The Data Engineering Zoomcamp began on January 16, 2023. It offers free instruction on the most widely used technologies and tools in data engineering and the cloud. During week 1, participants learned how to build a data pipeline and retrieve and ingest data using Docker, Postgres, Docker-compose, Terraform and Google Cloud. Key topics covered in week 1 include: Docker, Postgres, Docker-compose, Terraform, Google Cloud, and Google VM.

Architecture diagram

Docker + Postgres

Introduction of the Docker

Docker is an open-source platform that allows developers to easily create, deploy, and run applications in containers. Containers are lightweight, portable, and self-sufficient environments that allow applications to run consistently across different environments.

Introduction of Postgres

Postgres is a versatile database that is designed for transactional purposes rather than analytics. Despite this, it is powerful and sometimes employed as a data warehouse solution.

Docker command

docker run hello-world
# -it: run iterative mode
docker run -it ubuntu bash  

docker run -it python:3.9
docker run -it --entrypoint=bash python:3.9
# build an image called taxi-ingest:v001
docker build -t taxi-ingest:v001 .

docker run -it test:pandas

Ingesting data into the database

Once you have created this Dockerfile, you can build the image by running the command docker build -t mypostgres . and then run it with docker run -p 5432:5432 mypostgres. This will start the container and map port 5432 on the host to port 5432 in the container. Dockerfile

FROM python:3.9.1

RUN apt-get install wget
RUN pip install pandas sqlalchemy psycopg2

WORKDIR /app
COPY ingest_data.py ingest_data.py

ENTRYPOINT [ "python", "ingest_data.py" ]

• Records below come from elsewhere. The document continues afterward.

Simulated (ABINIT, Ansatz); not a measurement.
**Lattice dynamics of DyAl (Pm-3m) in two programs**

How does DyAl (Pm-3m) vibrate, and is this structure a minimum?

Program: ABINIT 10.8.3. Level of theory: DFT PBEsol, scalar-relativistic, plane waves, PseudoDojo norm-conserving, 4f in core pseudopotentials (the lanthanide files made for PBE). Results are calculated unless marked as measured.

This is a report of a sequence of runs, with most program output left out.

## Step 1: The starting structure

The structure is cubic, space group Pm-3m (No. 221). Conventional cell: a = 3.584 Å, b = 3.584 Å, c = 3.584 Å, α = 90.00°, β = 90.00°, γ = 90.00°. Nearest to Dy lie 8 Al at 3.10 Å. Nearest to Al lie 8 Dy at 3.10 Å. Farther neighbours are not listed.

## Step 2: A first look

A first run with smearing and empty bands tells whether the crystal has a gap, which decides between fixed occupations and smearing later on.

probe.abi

By running the above commands, your dataset will be loaded and ready for use in the postgres container.

Running Postgres locally with Docker

docker run -it \
 -e POSTGRES_USER="root" \
 -e POSTGRES_PASSWORD="root" \
 -e POSTGRES_DB="ny_taxi" \
 -v "$(pwd)/ny_taxi_postgres_data:/var/lib/postgresql/data"\
 -p 5432:5432 \
 postgres:13

To interact with Postgres in command line we can install pgcli.

# Install pgcli with pip
pip install pgcli
# Connect with the postgres
pgcli -h localhost -p 5432 -u root -d ny_taxi
# Check with tables
\dt

pgAdmin

It’s not convenient to use pgcli for data exploration and querying. Instead, we will use pgAdmin, the standard graphical tool for postgres. We can run it with docker. However, this docker container can’t access the postgres container. We need to link them.

docker run -it \
  -e PGADMIN_DEFAULT_EMAIL="admin@admin.com" \
  -e PGADMIN_DEFAULT_PASSWORD="root" \
  -p 8080:80 \
  dpage/pgadmin4

pgAdmin UI

Docker Network

# To link the database with pgadmin
# Connect a container to a network
docker network create pgnetwork

docker run -it \
  -e POSTGRES_USER="root" \
  -e POSTGRES_PASSWORD="root" \
  -e POSTGRES_DB="ny_taxi" \
  -v "$(pwd)/ny_taxi_postgres_data:/var/lib/postgresql/data"\
  -p 5432:5432 \
  --name pgdatabase \
  --network pgnetwork \
  postgres:13

docker run -it \
  -e PGADMIN_DEFAULT_EMAIL="admin@admin.com" \
  -e PGADMIN_DEFAULT_PASSWORD="root" \
  -p 8080:80 \
  --name pgadmin \
  --network pgnetwork \
  dpage/pgadmin4

# Ingest data
docker run -it \
    --network=pgnetwork \
    taxi-ingest:v001 \
        --user=root \
        --password=root \
        --host=pgdatabase \
        --port=5432 \
        --db=ny_taxi \
        --table_name=green_taxi_trips \
        --url=${URL}

It works, but we need to keep two terminal tabs running, manually create a network - and a bunch of other things. Let’s use docker compose that will take care of that.

Docker-compose

Docker Compose is a powerful tool that makes it easy to define and run multi-container Docker applications, simplifying the process of development, testing, and deployment. It allows developers to define all the services and dependencies of an application in a single file, and then start, stop, and manage those services with simple commands. Docker Compose also allows developers to define networks and volumes that can be shared between services. The docker-compose.yml file is a YAML file that defines the services, networks, and volumes needed for the application.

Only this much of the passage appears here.